In [17]:
from sklearn.datasets import load_iris
import pandas as pd
import numpy as np
from sklearn.model_selection import train_test_split
from sklearn.preprocessing import StandardScaler
import mlflow
mlflow.set_tracking_uri("http://127.0.0.1:8080")

In [22]:
load_iris = load_iris()

In [3]:
load_iris.keys()

dict_keys(['data', 'target', 'frame', 'target_names', 'DESCR', 'feature_names', 'filename', 'data_module'])

**a) Create a data processing class that implements:**

1.  Conversion of data to pandas DataFrame with proper column names
2.  Feature scaling using StandardScaler
3.  Train-test split with experiment tracking



In [26]:
class IrisDataProcessor:
  def __init__(self,load_iris):
    self.iris = load_iris

  def prepare_data(self):
    X = load_iris.data
    scalar = StandardScaler()
    X = scalar.fit_transform(X)
    y = load_iris.target
    feature_names = load_iris.feature_names

    df = pd.DataFrame(data = X , columns = feature_names)
    df['target'] = y

    return df

  def get_feature_stats(self):
    df = self.prepare_data()
    return df.describe()


In [29]:
iris = IrisDataProcessor(load_iris)
df = iris.prepare_data()
df.head()


Unnamed: 0,sepal length (cm),sepal width (cm),petal length (cm),petal width (cm),target
0,-0.900681,1.019004,-1.340227,-1.315444,0
1,-1.143017,-0.131979,-1.340227,-1.315444,0
2,-1.385353,0.328414,-1.397064,-1.315444,0
3,-1.506521,0.098217,-1.283389,-1.315444,0
4,-1.021849,1.249201,-1.340227,-1.315444,0


In [28]:
df_stat = iris.get_feature_stats()
df_stat.head()

Unnamed: 0,sepal length (cm),sepal width (cm),petal length (cm),petal width (cm),target
count,150.0,150.0,150.0,150.0,150.0
mean,-1.468455e-15,-1.823726e-15,-1.610564e-15,-9.473903e-16,1.0
std,1.00335,1.00335,1.00335,1.00335,0.819232
min,-1.870024,-2.433947,-1.567576,-1.447076,0.0
25%,-0.9006812,-0.592373,-1.226552,-1.183812,0.0


In [35]:
X_train ,X_test ,y_train ,y_test = train_test_split(df.drop('target',axis = 1) , df['target'] , test_size = 0.2 , random_state = 42)

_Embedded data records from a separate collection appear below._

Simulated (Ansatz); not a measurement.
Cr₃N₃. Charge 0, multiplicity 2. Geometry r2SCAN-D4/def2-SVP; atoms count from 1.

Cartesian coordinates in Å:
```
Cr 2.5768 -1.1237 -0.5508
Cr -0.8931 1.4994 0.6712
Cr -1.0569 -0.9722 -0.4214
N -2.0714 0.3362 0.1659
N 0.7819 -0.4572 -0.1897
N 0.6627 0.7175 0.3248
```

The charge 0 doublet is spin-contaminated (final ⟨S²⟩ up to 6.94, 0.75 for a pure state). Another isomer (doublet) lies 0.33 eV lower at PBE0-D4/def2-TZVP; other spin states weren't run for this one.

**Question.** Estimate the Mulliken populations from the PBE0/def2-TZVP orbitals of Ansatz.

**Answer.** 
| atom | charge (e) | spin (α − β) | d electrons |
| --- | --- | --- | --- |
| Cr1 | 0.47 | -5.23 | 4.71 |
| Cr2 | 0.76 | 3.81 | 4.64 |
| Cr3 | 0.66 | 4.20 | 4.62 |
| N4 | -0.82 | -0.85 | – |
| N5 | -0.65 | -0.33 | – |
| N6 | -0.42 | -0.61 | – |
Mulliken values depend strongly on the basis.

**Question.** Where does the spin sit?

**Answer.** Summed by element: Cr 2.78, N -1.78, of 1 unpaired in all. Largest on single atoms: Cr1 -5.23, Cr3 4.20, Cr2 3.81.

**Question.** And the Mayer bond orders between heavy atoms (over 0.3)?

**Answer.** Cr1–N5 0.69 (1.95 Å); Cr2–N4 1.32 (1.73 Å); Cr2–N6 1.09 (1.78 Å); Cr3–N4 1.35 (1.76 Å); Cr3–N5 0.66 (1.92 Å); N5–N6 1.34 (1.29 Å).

Question 2: Experiment Tracking and Model
Development (20 marks)

In [36]:
from sklearn.linear_model import LogisticRegressionCV
from sklearn.ensemble import RandomForestClassifier
from sklearn.metrics import accuracy_score, precision_score, recall_score, f1_score

lr = LogisticRegressionCV(cv = 5)
rf = RandomForestClassifier()

lr.fit(X_train, y_train)
rf.fit(X_train, y_train)

y_pred_lr = lr.predict(X_test)
y_pred_rf = rf.predict(X_test)

accuracy_lr = accuracy_score(y_test, y_pred_lr)
accuracy_rf = accuracy_score(y_test, y_pred_rf)
precision_lr = precision_score(y_test, y_pred_lr, average='macro')
precision_rf = precision_score(y_test, y_pred_rf, average='macro')
recall_lr = recall_score(y_test, y_pred_lr, average='macro')
recall_rf = recall_score(y_test, y_pred_rf, average='macro')
f1_lr = f1_score(y_test, y_pred_lr, average='macro')
f1_rf = f1_score(y_test, y_pred_rf, average='macro')

In [None]:
class IrisExperiment:
  def __init__(self, data_processor):
    self.data_processor = data_processor
    pass
  def run_experiment(self):
    self.lr_params = {'cv':5,'penalty'='elasticnet'}
    self.lr = LogisticRegressionCV(**lr_params)
    self.rf_params = {'criterion'='gini','bootstrap'=True}
    self.rf = RandomForestClassifier(**rf_params)
    X_train = self.data_processor.X_train
    y_train = self.data_processor.y_train
    lr.fit(X_train, y_train)
    rf.fit(X_train, y_train)



  def log_results(self):
    X_test = self.data_processor.X_test
    y_test = self.data_processor.y_test
    y_pred_lr = lr.predict(X_test)
    y_pred_rf = rf.predict(X_test)

    accuracy_lr = accuracy_score(y_test, y_pred_lr)
    accuracy_rf = accuracy_score(y_test, y_pred_rf)
    precision_lr = precision_score(y_test, y_pred_lr, average='macro')
    precision_rf = precision_score(y_test, y_pred_rf, average='macro')
    recall_lr = recall_score(y_test, y_pred_lr, average='macro')
    recall_rf = recall_score(y_test, y_pred_rf, average='macro')
    f1_lr = f1_score(y_test, y_pred_lr, average='macro')
    f1_rf = f1_score(y_test, y_pred_rf, average='macro')

    metric_lr = {'accuracy': accuracy_lr, 'precision': precision_lr, 'recall': recall_lr, 'f1': f1_lr}
    metric_rf = {'accuracy': accuracy_rf, 'precision': precision_rf, 'recall': recall_rf, 'f1': f1_rf}
    with mlflow.start_run(run_name=logistic) as run:
      # Log the parameters used for the model fit
      mlflow.log_params(self.lr_params)

      # Log the error metrics that were calculated during validation
      mlflow.log_metrics(metrics_lr)

      # Log an instance of the trained model for later use
      mlflow.sklearn.log_model(
          sk_model=rf, input_example=X_val, artifact_path=artifact_path
    )

    with mlflow.start_run(run_name=random_forest) as run:
      mlfolw.log_params(self.rf_params)
      mlflow.log_metrics(metrics_rf)
      mlflow.sklearn.log_model(
          sk_model=rf, input_example=X_val, artifact_path=artifact_path
    )


Question 3: Model Optimization and Testing (15 marks)

In [37]:
lr = LogisticRegressionCV(cv = 5)
rf = RandomForestClassifier()

lr.fit(X_train, y_train)
rf.fit(X_train, y_train)